Student housing’s robust demand, underlying demographics and strong performance has attracted a variety of new players to the business.
A low yield market has new investors looking to place capital in the space. The industry has not only delivered favorable returns but also outperformed other asset classes in economic downturns, making the sector particularly attractive. Executives report an increase in new institutional players as well as a lot of foreign capital becoming more active in the sector.
With much of these investment targeting new development deals, new merchant developers are also emerging. Large public home builders such as Lennar and Toll Brothers have developed student housing and military housing contractors like Corvis and LendLease are becoming more involved with the development and construction of on-campus housing.
However, the industry is also welcoming a new crop of players that want to be involved in the longer-term ownership and management of student housing communities.
“We saw an industry with a few dominant players and the rest was really fragmented,” said Jay Williams, president and COO of Haven Campus Communities and a participant in a panel discussion on student housing start-ups at the 2015 NMHC Student Housing Conference & Exposition. “So, we thought we could leverage our experience and team connection to identify opportunities. It was really a matter of seeing a great opportunity and trying to take advantage of it.”
But student housing isn’t as easy as it looks and there have been some surprises along the way. Kevin White, director of acquisitions for Virtus Real Estate Capital, said, “I’ve been surprised by how quickly capital has come into the space. Overall it’s a good thing for the industry, but it’s made finding deals harder and we’ve had to dial back some expectations.”

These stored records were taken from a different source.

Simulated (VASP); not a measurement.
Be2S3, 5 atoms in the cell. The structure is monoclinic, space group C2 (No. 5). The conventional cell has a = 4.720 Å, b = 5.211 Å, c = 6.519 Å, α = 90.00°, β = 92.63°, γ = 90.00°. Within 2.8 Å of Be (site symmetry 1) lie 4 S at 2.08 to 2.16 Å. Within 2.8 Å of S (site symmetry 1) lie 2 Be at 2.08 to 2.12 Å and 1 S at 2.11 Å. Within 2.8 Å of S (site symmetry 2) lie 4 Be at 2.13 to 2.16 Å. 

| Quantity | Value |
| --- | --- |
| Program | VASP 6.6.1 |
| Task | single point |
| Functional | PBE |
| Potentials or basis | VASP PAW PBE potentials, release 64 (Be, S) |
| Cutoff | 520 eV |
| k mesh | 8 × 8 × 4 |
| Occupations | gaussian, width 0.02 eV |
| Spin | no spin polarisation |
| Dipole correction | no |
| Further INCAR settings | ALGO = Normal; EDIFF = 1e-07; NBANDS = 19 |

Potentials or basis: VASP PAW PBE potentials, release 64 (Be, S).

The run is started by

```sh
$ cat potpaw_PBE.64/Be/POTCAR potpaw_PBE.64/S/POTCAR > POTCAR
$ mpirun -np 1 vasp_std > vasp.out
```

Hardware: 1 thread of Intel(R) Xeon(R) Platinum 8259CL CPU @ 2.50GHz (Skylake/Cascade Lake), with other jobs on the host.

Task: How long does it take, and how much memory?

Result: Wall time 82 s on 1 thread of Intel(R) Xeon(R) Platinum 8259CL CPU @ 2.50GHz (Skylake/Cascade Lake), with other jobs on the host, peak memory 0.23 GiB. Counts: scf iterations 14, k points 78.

And as the market conditions have changed and the sector evolved, White said he has had to shift his company’s strategies to gain traction. “We were originally focused on value-add acquisition at severe discounts to replacement cost,” he explained. “However, over the past 24 months, the deals have just gotten too expensive. Seventy-five percent of our business is now development.”
Andrew Stark, CEO of Campus Evolution Village, agreed. “We started with a value add strategy and have executed on that,” he said. “But we’ve bought one asset in the last 18 months. So, we’re now considering developing even though that wasn’t the original plan.”